Friday, 7 January 2011

scouring, or not

pootled over to the Maiwa pages today and discovered a post about the scouring of cloth before dyeing.
Maiwa are very firm about the need for this.

folks who have wandered with me will know that i don't bother with this process
unless
i am dealing with greasy wool straight from the sheep
or
i cannot resist something silken from a thrift store
but
can tell [using my nose and fingertips] that some clot has permitted the garment to be maltreated by a "dry cleaner"
[i use the wiggly bits because the process is not dry at all, it involves having your precious garment sloshed about in a vat full of petrochemicals along with filthy garments belonging to complete strangers who have been doing goodness-only-knows-what in them ... eeeww]

here's why...

if we look at the Japanese system for mordanting cotton ie soaking in soy solution then alternate dips in soy and ash, drying each time so as to build up layers
then
having a layer of starch on new cloth [they apply it so the fabric will look good in the store]as a beginning could be an advantage.
at least i think so.
and if it's so strongly attached to the cloth that you have to boil it off with dangerously strong chemical assistants then you might as well leave it there.

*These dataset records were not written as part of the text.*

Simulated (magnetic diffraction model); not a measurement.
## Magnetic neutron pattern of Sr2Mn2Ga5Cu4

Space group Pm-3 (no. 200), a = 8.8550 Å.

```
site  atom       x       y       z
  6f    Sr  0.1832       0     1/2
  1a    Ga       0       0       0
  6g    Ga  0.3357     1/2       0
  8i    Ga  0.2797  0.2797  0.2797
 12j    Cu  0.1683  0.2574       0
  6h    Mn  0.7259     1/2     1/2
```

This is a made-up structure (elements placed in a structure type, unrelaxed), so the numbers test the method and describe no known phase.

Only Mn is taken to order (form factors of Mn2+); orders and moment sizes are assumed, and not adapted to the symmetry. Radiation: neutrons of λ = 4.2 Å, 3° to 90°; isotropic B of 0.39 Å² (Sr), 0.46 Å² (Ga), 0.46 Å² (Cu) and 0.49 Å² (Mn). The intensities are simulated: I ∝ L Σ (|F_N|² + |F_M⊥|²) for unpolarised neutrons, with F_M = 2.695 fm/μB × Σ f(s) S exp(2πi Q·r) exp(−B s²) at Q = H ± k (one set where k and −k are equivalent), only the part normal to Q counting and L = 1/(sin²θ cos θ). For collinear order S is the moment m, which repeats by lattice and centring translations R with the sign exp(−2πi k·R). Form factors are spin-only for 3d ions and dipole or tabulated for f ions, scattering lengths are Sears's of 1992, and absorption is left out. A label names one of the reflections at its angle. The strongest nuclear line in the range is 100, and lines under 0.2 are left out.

if you're using thrift store cotton/linen/hemp then every wash that the garment has been through in its life will have helped to build up a mordant layer on the surface [very few washing aids do not contain sodium carbonate aka washing soda, an excellent mordant for yellows...]

and for bundle dyeing aka ecoprint [my preferred method] it doesn't matter...dye is forced into the cloth directly from the plant matter by steam and seems to bond firmly anyway
except of course if things have been drycleaned

in which case a good hot wash with dishwashing detergent is quite helpful

i don't understand why folks have their clothes chemically cleaned anyway. silk and wool can be handwashed. no problem.
treat silk the way you would treat your hair [teaspoon of vinegar in the rinsing water works the same way as conditioner...they just make conditioner gluggy so it won't run out of your hand in the shower]
and as long as you don't vary the temperature of your wash/rinse water by m ore than 5 degrees C or 9 degrees F or jiggle it about too much you shouldn't have any problems either.

here endeth the lesson
and
have a nice day.

10 comments:

  1. never had anything cleaned, could never stand the smell first off. guess have a good sense of smell is useful. as far as the dyeing goes, in my littlest experience, i agree, not necessary to scour etc. thank goodness, i have a pile of laundry i never get to anyway.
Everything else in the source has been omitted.